No surprises on the restrictive covenant issue. The Court confirms that the enforceability of these agreements are tough, to say the least. In this case the Court of Appeal overturned the trail decision that was going to enforce it. The Court of Appeal went back to its decision in Globex Foreign Exchange Corp. v. Kelcher, 2011 ABCA 240 to support its position. When considering whether the agreement is reasonable and enforceable the clause, among many other things, must be unambiguous. Again, being unambiguous is really one of many harsh tests that these clauses must pass.
The agreement in this case failed on this basis. It found its plain meaning to be “ambiguous and reach undeterminable.” It could not determine with certainty which clients were covered by the clause.

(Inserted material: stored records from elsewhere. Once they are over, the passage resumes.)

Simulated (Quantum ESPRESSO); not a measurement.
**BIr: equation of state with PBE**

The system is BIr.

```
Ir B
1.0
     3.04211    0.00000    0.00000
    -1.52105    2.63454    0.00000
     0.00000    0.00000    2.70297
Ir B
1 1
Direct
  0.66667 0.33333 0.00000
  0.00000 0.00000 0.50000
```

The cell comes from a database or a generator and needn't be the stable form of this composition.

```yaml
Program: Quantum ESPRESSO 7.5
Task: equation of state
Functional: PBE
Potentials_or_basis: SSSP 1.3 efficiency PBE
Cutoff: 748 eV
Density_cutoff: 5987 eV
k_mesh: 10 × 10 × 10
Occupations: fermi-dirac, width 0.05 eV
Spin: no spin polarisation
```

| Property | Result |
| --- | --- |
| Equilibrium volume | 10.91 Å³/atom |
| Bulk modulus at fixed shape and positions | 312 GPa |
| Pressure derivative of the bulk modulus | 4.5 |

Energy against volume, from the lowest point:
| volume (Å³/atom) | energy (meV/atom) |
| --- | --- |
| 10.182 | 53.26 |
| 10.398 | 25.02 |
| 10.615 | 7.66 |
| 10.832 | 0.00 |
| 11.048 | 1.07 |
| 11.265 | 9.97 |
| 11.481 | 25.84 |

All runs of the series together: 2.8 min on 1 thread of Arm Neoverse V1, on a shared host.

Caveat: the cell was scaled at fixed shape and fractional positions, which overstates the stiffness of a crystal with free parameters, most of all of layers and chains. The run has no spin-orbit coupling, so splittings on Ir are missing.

This ruling is consistent with a long line of cases that make the enforcement of restrictive covenants unenforceable. Makes one wonder why employers even bother anymore, except in the rarest of cases.
The next issue was fiduciary duties. This case is again consistent with former rulings out of this Court, but again it is always good to revisit the concepts in particular instances. The key principle in play here is that one does not need to be an executive or high ranking officer of a company, or a director or a shareholder. It found that: “…the status of a fiduciary does not emanate from holding corporate office. Rather, it relates to the responsibilities entrusted to an employee, including any attendant power to affect the economic interests of the company.”
A final issue the Court deals with is whether the employee was relieved of his fiduciary duties when he was “wrongfully dismissed”. The Court, without much discussion at all, distinguished the Alberta trial decision of ADM Measurements Ltd v Bullet Electric Ltd, by simply stating that this situation “is much different”. It then goes on to state: “…we (do not) subscribe to the view that a termination of employment will automatically relieve a former employee of ongoing fiduciary obligations.”
The above quotes are given in more details below. All citations form Canlii.
Background In 1999, Evans approached TSC about the possibility of becoming a sports agent. Trained as a lawyer, Evans had been working for six years as the director of legal and business affairs for the Professional Hockey Players’ Association. At a meeting during the NHL All-Star game in 2000, Evans was invited to join TSC. He was seen as someone who could take over the recruitment and management of the Czech and Slovak hockey players from Kotlowitz.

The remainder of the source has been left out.